From: Rodericus on
On 17 Dez., 17:00, "tom.rmadilo" <tom.rmad...(a)gmail.com> wrote:

> But it should be pointed out that this particular form of goto isn't
> in any way unstructured, the original code in C and my use are
> designed as an efficient loop contained within a single procedure (so
> many function calls and variable passing are avoided). [...]

I never came to the idea of jumping from to an uncalled procedure, is
that possible in C?
How are the local variables of the new procedure set?

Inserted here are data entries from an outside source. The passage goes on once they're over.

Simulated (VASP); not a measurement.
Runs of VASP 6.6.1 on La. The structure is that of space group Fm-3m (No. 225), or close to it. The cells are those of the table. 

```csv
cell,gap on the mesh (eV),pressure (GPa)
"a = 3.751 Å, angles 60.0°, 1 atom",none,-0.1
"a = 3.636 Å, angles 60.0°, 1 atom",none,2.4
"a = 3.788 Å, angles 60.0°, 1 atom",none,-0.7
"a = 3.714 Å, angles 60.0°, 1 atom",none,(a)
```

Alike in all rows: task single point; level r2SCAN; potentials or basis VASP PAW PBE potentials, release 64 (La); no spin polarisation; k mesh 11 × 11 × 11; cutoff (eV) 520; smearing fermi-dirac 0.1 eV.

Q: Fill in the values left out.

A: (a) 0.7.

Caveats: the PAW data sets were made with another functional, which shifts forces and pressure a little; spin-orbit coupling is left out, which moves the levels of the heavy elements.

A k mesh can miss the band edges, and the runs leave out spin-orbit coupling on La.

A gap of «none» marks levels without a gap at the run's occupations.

> But the fact that code can shift under your feet in Tcl means that you
> can't implement a [goto] which is implemented anything like your
> program counter.

Yes, there may be a problem.

Rodrigo.
From: Donal K. Fellows on
On 18 Dec, 08:38, Rodericus <sc...(a)web.de> wrote:
> I never came to the idea of jumping from to an uncalled procedure, is
> that possible in C?

Only by an egregious hack.

> How are the local variables of the new procedure set?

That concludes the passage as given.